Holiday Season at Mapleton School

Today we read about hand-made skiis, sewing kits ordered from Eaton’s, and a school room transformed into a fairyland. Enjoy R. Magnusson’s memories of Christmas at Mapleton School in the 1920s.

“By the end of November we started counting the days until Christmas. Our trustees would come over with the Eatons Catalogue so we could pick out our gifts. We were allowed 50c per student for a gift, the teacher made up the list of what each child wanted. I remember asking for a sewing machine and my Mom reprimanded me for asking for such an expensive gift. But you know what, I got it! The boys asked for sleighs, they were worth 75c and they also got what they wanted. When I think of it now T. Eaton Co. were certainly special angels. To many families that was the only gift they received at Christmas time. In the meantime, everyday we spent the afternoons practicing for our Christmas concert. Miss Edith Thompson, our outstanding music teacher for Selkirk and district gave generously for her time to teach us how to sing. She would say “don’t forget to cross your T’s”. For example in songs such as Good King Wencesles looked ou’t”. Miss Thompson was also a trustee for the Mapleton School Board for a number of years. While we were preparing our concert, our mothers were busy making candy bags out of red and green mesh bags with a drawstring of coloured wool. In it would go a Japanese orange, candies and nuts for each child and a few extra for some little children that had not reached school age.
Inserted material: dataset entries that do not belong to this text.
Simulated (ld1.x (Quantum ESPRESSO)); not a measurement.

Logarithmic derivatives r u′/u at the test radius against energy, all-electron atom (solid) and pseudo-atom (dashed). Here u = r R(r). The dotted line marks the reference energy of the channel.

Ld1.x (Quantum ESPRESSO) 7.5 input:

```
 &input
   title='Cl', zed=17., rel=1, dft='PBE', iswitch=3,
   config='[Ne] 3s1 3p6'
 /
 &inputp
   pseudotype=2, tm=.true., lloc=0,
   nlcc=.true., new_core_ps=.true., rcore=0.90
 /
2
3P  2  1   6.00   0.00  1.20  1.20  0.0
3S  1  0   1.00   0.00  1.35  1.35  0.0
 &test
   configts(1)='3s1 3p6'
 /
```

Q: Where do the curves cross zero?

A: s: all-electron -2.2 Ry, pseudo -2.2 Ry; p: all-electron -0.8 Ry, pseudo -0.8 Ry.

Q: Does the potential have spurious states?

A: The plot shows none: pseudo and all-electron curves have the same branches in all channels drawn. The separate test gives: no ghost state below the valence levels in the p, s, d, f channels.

Cover and catalogue pages from The T. Eaton Co.’s Fall and Winter catalogue, 1920-1921. Click on the images to see the prices and descriptions up close. Explore the rest of the catalogue at this link.

When the big day arrived we were given the day off to clean up. Curl our hair with rags or brown paper. The boys went to one of the neighbors for a hair cut. Our dresses were usually bright red, green or red plaid. Our shoes were black patent leather. The school room looked like fairyland. The big tree in the corner and our stage was put up by the trustees, and covered with red or green crepe paper, on the edges it was trimmed with tinsel. Our parents were so proud of us. Santa would come and give our presents from the school board. After the concert out came the coffee and tea, sandwiches and cake. The floor was cleared and the young adults had the remainder of the evening for dancing. Many a married couple today had met at such gatherings.

Mapleton School opened in 1912 in the village of Old England.

Christmas holidays were spent going down to the river bank to the most popular slide for bob-sledding. They came from Selkirk, Libau, East Selkirk and Gonor to sled. The young men spent endless hours clearing the snow banks and icing it up. We went at a terrific speed across the river and then curved and turned on the west bank back to the east side. To keep out the wind and cold the young men built igloos for us to wait in. The other sport was skiing with skis made with loving care by our fathers. The wood was sawed, planed and steamed to curve, harnessed with home-made straps. January was usually a long cold month but it didn’t bother us much. We hurried home, did our chores of carrying wood and water from the school well, feeding the chickens and cows, etc., then back down to the slide. In the summer it was swimming in the old swimming hold by Summer Scales mansion. How many young people today have such happy clean pastimes as we had in our day.”